The Binary Search is much more efficient than the linear search, but we must pay initially to sort the array (you learn about sorting in the next lesson). Once it is sorted, the best case performance is one comparison (the searched-for value is the mid-point value in the original array). The worst-case, where the value is not in the array, is log2N, where N is the size of the array. The nomenclature log2 stands for the base 2 logarithm. You don’t have to understand WHY this is the worst case for this algorithm. Section 11.1 in the book has a very terse explanation of how to calculate this, and if you are interested, you can look through it. If not, just believe that it is until you go farther in studying computer science algorithms. Calculating the efficiency of algorithms like this is a part of computer science all to itself.
Consider the following table of Worst-case search values for different array sizes. For an array of 10,000 elements, the worst case for linear search is 10,000 comparisons. For the Binary search, it is only 14. Quite a difference! We will have to wait until the next lecture to see what the cost is for sorting the original array. Remember that the Binary Search algorithm depends on the array already being sorted. You need to understand the relative efficiencies of these two searching algorithms and now they work. If you have an array that is not sorted, and you only need to search through it once, you may want to use a linear search, since you won’t have to sort it first. If you have a sorted array, or have to search many times, using a Binary Search is the obvious choice.

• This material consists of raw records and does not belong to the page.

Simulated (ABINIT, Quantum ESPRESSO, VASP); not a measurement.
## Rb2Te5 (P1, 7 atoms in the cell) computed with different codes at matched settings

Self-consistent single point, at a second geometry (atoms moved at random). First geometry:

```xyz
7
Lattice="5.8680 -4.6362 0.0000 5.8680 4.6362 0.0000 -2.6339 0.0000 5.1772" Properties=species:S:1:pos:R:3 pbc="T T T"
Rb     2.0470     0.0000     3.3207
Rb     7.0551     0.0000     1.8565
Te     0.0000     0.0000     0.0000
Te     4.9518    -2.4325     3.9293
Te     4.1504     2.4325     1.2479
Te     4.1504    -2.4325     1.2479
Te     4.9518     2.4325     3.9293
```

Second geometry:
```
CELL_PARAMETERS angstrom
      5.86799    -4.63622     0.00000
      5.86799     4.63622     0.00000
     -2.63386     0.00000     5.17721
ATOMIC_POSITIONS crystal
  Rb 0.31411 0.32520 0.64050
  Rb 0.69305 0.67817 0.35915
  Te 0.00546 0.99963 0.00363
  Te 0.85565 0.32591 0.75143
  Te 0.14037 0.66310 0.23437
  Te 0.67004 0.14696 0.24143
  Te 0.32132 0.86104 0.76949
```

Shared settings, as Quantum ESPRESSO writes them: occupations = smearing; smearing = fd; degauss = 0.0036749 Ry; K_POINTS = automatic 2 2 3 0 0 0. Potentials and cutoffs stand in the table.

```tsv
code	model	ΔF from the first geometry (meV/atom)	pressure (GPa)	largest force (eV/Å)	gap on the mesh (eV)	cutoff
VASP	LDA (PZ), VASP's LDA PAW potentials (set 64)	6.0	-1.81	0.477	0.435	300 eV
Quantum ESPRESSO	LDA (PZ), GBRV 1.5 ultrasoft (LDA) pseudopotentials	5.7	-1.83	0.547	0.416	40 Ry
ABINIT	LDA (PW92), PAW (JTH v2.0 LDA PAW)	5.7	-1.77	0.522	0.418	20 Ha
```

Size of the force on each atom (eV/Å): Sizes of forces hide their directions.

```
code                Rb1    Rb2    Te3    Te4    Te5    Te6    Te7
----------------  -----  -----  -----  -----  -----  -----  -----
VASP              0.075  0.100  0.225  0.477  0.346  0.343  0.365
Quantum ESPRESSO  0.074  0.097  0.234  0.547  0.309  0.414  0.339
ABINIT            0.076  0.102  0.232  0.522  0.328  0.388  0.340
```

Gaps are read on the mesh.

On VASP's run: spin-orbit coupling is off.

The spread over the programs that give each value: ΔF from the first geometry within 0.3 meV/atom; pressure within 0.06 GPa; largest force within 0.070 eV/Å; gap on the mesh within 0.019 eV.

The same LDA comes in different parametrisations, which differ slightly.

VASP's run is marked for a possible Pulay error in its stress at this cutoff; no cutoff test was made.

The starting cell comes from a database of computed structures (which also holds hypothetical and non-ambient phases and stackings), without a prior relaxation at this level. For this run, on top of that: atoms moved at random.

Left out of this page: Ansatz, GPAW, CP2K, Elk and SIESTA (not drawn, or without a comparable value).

What about if you have an unsorted array, and you need to do hundreds or thousands of searches in it? Well, then you have a design decision to make. It may be a significant cost to sort the array (see the next lesson), but you will, in the worst case, save thousands to millions of comparisons for your searches. So what algorithm(s) you choose depends on what your program needs to do. Learning how to choose means learning what algorithms you have available to you, how they work, and what each is good for.